As long as there are computers and software, as long as there is the Internet, there will be code. The recent tech boom in the United States has led to the creation of roughly 5 million jobs in computing, according to a 2015 Course Report study, and as the economy continues to improve post-2008 financial crisis, more and more employers are looking for people fluent in coding languages. President Barack Obama himself has gone on the record to stress the importance of learning to code, especially at a young age. And with the 2015 TechHire initiative, the president’s incentivized the tech industry to create accessible pathways to well-paying jobs in the tech field.
Coding bootcamps can be an educational supplement or addition to traditional schooling, costing about $3,000 to $21,000 for the intensive programs—although they average about $10,000 according to Course Report. Despite the price being considerably lower than a college tuition it’s still nothing to scoff at. What if you don’t have those funds available immediately? How would one set off on this education path without adding to their already existing debt? Some coding bootcamps offer limited scholarships, but they rarely put a dent in the average tuition rate. What if you’ve exhausted your options? All hope is not lost. To give you a better idea of how to finance one of these coding bootcamps, we’ve compiled a short list of some of the top alternative lenders who can help underbanked prospective students pay for their tech education.
Affirm Students can borrow from for 12-,15-, and 18-month periods, with rates that range from 6% to 20% APR based on credit worthiness. Led by Paypal co-founder Max Levchin, Affirm is partnered with General Assembly, Bloc, and Dev Bootcamp. They offer deferral for the first six months of study while students can focus on their training and finding work.
Earnest The first lending startup to target bootcamps, Earnest also offers one-, tw0-, or three- year financing options for students, local and international, looking to borrow. The rates fall at 5%, 6%, and 7% APR, respectively. Earnest is partnered with DevMountain, General Assembly, Code Fellows, and StartUp Institute, and they offer a three-month deferment period.

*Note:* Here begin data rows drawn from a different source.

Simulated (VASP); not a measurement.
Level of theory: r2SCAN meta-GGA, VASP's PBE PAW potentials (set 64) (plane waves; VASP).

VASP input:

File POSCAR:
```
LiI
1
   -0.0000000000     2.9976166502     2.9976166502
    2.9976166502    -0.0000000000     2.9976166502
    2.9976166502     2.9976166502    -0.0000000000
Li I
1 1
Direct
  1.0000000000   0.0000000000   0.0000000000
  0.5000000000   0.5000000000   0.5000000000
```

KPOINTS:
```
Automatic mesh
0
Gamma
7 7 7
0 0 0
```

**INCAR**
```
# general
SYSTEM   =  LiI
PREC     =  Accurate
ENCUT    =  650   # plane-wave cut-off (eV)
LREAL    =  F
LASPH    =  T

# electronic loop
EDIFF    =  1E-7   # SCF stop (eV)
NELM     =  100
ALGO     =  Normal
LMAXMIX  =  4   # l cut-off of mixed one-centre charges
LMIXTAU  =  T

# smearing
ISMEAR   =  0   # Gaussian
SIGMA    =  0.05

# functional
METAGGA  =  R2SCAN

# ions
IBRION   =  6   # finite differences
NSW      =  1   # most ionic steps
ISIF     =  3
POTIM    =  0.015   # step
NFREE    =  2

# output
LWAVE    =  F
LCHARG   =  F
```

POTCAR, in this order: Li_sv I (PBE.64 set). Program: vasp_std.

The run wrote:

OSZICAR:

Pave The New York-based startup, Pave, offers tw0- or three-year fixed-rate, merit-based loans at rates between 7% and 15% depending on the borrower. The alternative lender connects ambitious talent with investors who can invest in their loans. Pave has secured partnerships with General Assembly, RefactorU, and DevBootcamp. The startup offers a three-month deferment period. Upstart Founded by former Google employees, Upstart is a alternative lending service that offers low interest, fixed-rate loans over a three-year period—with rates as low as 4.7% APR. Instead of simply looking at a person’s FICO score, Upstart takes other factors into consideration, such as education, areas of study, and job history. They are partnered with most major coding bootcamps, including General Assembly, DevBootcamp, Launch Academy, Starter League, Code Fellows, Coder Camps, and Metis. If you’re interested in starting your career in the tech industry, coding bootcamps may be the way to go. Everybody’s financial needs vary, but it should add some peace of mind to know that there are plenty of lending startups out there to help give prospective bootcamp students a fair shot. Do your research before applying, and figure out which lender is right for you. With coding bootcamp alumni reporting an average 40% increase in salary, you’ll be paying back those loans in no time!